Written by Guest | Last Updated January 9th, 2020Our goal here at BestCompany.com is to provide you with the honest, reliable information you need to find companies you can trust.
Guest Post by Brittany Benassi
In life, having a plan is important. For example, you wouldn’t go on a long vacation to a far away destination without research and a basic itinerary to follow. The same rules apply to financial planning. While every individual and family might have different needs depending on their lifestyle, a plan incorporates your unique factors and helps layout your financial journey.

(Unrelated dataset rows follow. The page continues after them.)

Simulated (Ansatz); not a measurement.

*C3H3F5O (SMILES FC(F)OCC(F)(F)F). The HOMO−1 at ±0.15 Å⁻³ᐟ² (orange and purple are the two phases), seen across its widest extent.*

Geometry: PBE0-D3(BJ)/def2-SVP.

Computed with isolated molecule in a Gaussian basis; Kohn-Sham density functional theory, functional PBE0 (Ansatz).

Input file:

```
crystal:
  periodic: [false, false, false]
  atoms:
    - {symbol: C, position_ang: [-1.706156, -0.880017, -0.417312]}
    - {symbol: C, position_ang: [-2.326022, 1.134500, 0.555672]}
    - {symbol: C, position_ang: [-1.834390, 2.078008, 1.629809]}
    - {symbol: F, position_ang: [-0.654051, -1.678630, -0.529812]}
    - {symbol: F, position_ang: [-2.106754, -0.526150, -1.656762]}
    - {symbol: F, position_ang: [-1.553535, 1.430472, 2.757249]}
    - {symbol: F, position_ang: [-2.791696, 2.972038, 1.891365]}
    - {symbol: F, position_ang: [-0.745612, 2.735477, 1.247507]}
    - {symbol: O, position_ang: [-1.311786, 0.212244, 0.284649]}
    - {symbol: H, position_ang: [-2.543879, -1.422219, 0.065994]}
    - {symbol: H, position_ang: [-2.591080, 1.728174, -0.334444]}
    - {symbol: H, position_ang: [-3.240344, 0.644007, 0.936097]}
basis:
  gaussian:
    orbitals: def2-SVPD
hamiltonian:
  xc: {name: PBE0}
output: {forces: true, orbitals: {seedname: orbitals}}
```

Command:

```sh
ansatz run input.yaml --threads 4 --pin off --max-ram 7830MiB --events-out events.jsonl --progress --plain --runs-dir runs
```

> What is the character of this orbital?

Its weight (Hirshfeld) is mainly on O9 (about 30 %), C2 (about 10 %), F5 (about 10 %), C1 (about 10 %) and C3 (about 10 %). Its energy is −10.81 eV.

Military members are no exception to this rule — they tend to go through many stages and transitions over the course of their careers. While some are common life milestones, like getting married, buying a house and having children, others are unique to military lifestyle such as frequently relocating, deploying overseas, and transitioning out of the service. Creating a financial plan that takes into account the unique aspects of military family life can help families make better decisions. Whether you are new to military life or a seasoned service member or military spouse, here are a few steps to help you take control of your financial future with a strong plan:
Perform a budget check
Step one in the financial planning process should always be a thorough assessment of your current financial situation. It’s hard to plan for the future and establish goals without understanding where you stand in the present! Get familiar with your budget: what recurring expenses do you have (i.e., rent/mortgage, utility payments, grocery bills) and how does this match up to your take home pay? It’s not unusual for expenses to vary on a monthly basis, but overall your spending should remain consistent.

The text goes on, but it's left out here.